Convergence of vectors in the tangent bundle after an embedding implies convergence at the source $\newcommand{\M}{\mathcal{M}}$
$\newcommand{\N}{\mathcal{N}}$
$\newcommand{\R}{\mathbb{R}}$
$\newcommand{\Vol}{\operatorname{Vol}}$
$\newcommand{\Det}{\operatorname{Det}}$
$\newcommand{\Volm}{\operatorname{Vol}_{\M}}$
$\newcommand{\Voln}{\operatorname{Vol}_{\N}}$
This is a self-answered question, which I put here since it wasn't obvious for me. (Tangent bundle stuff can be confusing.)
Let $\N$ be a smooth compact $n$-dimensional Riemannian manifold, and let $i:\N \to \R^D$ be an isometric embedding. Let $q_k,q \in \N$, $w_k \in T_{q_k}\N,w \in T_q\N$.

Claim: Suppose that $di_{q_k}(w_k) \to di_{q}(w)$. (this is a convergence of a sequence of vectors in $\R^D$). Then $w_k \to w$ w.r.t the topology of $T\N$.

Of course, I would be happy to see other approaches.
 A: I think the general result is, that the tangent bundle functor preserves embeddings, i.e. if $f:M\to N$ is an embedding (smooth immersion+ homeomorphism onto its image) then the differential $Tf :TM\to TN$ is also an embedding.
If im not mistaken, this can be shown by taking adapted charts for the submanifold $f(M)$ or using the constant rank theorem.
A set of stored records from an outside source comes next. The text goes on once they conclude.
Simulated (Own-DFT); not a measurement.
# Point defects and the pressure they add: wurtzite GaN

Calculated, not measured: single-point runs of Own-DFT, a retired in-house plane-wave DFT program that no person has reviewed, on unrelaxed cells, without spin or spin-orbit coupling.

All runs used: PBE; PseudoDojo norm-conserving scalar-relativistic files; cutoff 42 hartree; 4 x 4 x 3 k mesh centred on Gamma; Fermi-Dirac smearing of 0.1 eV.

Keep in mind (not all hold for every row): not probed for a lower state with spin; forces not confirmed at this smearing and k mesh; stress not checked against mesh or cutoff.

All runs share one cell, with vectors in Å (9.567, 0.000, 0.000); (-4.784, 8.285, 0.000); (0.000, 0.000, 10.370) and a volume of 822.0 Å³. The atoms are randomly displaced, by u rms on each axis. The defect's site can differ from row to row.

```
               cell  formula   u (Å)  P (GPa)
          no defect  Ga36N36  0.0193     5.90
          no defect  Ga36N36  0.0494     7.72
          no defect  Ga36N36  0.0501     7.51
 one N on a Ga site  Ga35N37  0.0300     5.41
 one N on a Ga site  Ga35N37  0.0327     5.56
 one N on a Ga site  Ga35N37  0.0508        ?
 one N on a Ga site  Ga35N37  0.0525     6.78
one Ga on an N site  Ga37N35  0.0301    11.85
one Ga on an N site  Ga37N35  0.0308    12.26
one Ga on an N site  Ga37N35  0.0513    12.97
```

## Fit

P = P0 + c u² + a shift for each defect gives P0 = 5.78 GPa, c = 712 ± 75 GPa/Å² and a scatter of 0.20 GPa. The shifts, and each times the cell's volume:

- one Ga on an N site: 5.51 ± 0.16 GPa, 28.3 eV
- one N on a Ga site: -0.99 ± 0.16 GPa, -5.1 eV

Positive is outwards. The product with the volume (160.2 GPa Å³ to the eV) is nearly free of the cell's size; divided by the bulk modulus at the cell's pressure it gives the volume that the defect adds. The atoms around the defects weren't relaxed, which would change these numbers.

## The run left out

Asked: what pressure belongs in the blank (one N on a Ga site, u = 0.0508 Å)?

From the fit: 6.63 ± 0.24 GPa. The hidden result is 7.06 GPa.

A: $\newcommand{\M}{\mathcal{M}}$
$\newcommand{\N}{\mathcal{N}}$
$\newcommand{\R}{\mathbb{R}}$
$\newcommand{\Vol}{\operatorname{Vol}}$
$\newcommand{\Det}{\operatorname{Det}}$
$\newcommand{\Volm}{\operatorname{Vol}_{\M}}$
$\newcommand{\Voln}{\operatorname{Vol}_{\N}}$
First, we note that $|w_k|=|di_{q_k}(w_k)|$ is bounded. Thus the sequence $(q_k,w_k)$ has a convergent subsequence in $T\N$ which converges to some $(q,\tilde w)$. It suffices to show that $\tilde w=w$.
Since $di:T\N \to T\R^D$ is continuous, $(q_k,w_k) \to (q,\tilde w)$ implies $di_{q_k}(w_k) \to di_q(\tilde w)$. By our assumption, we have $di_{q_k}(w_k) \to di_{q}(w)$, so $di_{q}(w)=di_{q}(\tilde w)$. The injectivity of $di_q$ now implies that $w=\tilde w$.